Since their debut gig in 1975, Motörhead have stayed true to their original sonic template — a furious drag race of thundering drums, buzz-saw guitar chords and clattering Rickenbacker bass runs, all prodded incessantly onward by Lemmy's road-scorched howl. "We've always done the same thing, because the original idea was a good one," Lemmy explains.
In 27 years, Motörhead have never released a disco remix, ventured into synth-pop or rap-rock, or recorded a duet with Kylie Minogue. Which is precisely why the band has inspired everyone from Metallica to Hatebreed and continues to be worshipped by punks and metalheads everywhere — they know that, as long as Lemmy walks the earth, Motörhead will be kicking some serious ass. Just ask Dave Grohl.
"He is the last man standing and no one even comes close," Grohl raves. "That guy is a true rock & roller. Everyone else is just trying."
Hammered, Motörhead's latest album, certainly proves that Lemmy and Co. can still kick the shit out of the competition, and that the band has lost none of its punch or purpose. Lemmy himself seems quite pleased with the album. "The new record is wonderful!" he crows. "You should buy at least 10 copies each, so we can become millionaires and live in houses in the Hollywood Hills, build recording studios in our basements, and never come down." But as we sit soaking up the sunshine (and bourbon) on the balcony of a posh West Hollywood hotel just around the corner from his less-than-palatial apartment, our conversation quickly takes some decidedly nonpromotional turns.

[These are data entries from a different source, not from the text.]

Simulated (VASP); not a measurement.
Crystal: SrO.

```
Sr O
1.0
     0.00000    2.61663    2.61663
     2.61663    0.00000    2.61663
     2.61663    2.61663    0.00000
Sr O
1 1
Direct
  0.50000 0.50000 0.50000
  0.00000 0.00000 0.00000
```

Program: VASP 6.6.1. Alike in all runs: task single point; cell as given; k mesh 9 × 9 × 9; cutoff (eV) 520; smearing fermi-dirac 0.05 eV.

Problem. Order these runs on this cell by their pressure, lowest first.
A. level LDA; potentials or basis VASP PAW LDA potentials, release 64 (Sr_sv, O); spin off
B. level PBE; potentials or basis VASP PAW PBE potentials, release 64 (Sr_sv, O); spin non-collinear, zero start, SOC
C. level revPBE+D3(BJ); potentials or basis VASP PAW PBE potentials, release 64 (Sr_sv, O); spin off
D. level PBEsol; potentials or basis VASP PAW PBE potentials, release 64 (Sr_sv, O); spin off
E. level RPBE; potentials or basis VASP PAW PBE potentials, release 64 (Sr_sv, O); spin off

With strong opinions on everything from politics to porn, Lemmy doesn't have much patience with the backslapping marketing rituals of today's music business. He's seen any number of "Next Big Things" come and go and has amassed a veritable treasure trove of great rock & roll stories that span his five decades in the business. Spending an afternoon with Lemmy Kilmister is a little like sitting at the knee of an old pirate: The tales come as quickly as the booze, and all you can do is kick back and go with the flow.
REVOLVER Did I hear that you're getting the legendary moles on your face removed?
LEMMY KILMISTER Yeah. I'm tired of 'em. They get bigger as you get older, and I've been shaving around them long enough. But they're deep, you know—it's gonna be difficult to get 'em out.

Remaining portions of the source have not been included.